How to Set Up PySpark (Colab or Local Install)
Get PySpark running in 2 minutes with Google Colab, or install locally on Mac, Windows, or Linux with Java setup and troubleshooting.
Setting Up PySpark
What You'll Learn
- How to start using PySpark in 2 minutes with Google Colab (no install needed)
- How to install PySpark locally on your machine
- How to troubleshoot the most common installation errors
Two Options — Pick One
Option A: Google Colab (Recommended for beginners) Zero setup. PySpark runs in your browser. Free. Start coding in 2 minutes.
Option B: Local install Full control. Runs on your machine. Requires Java setup. Takes 10-15 minutes.
Start with Colab. You can always install locally later when you need it for production work or larger datasets.

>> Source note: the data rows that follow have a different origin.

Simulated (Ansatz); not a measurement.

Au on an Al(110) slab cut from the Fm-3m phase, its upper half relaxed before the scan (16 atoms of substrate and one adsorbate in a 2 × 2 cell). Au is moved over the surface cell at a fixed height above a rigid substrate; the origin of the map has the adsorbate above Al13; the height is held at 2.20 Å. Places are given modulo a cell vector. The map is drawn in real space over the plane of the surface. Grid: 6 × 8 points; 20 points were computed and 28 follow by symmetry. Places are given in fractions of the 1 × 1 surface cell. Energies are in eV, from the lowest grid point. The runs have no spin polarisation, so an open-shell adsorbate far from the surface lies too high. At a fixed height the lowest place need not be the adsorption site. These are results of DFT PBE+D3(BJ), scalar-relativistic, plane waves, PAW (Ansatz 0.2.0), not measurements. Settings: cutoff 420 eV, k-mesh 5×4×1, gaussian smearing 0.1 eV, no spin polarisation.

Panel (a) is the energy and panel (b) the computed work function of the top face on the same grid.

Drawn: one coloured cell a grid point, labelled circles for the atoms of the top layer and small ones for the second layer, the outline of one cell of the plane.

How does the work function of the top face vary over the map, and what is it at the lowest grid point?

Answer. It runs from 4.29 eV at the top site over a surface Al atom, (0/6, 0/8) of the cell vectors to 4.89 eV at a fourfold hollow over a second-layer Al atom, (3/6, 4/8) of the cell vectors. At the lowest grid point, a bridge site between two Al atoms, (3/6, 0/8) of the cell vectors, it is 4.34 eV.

Option A: Google Colab (Zero Install)
Google Colab is a free online notebook environment. PySpark works out of the box with one install command.
Step 1: Open Colab
Go to colab.research.google.com and create a new notebook.
Step 2: Install PySpark
In the first cell, run:
!pip install pyspark -q
That's it. Java is already installed on Colab's servers.
Step 3: Verify it works
In the next cell:
from pyspark.sql import SparkSession
spark = SparkSession.builder.appName("ColabTest").getOrCreate()
data = [("Alice", 25), ("Bob", 30), ("Charlie", 35)]
df = spark.createDataFrame(data, ["name", "age"])
df.show()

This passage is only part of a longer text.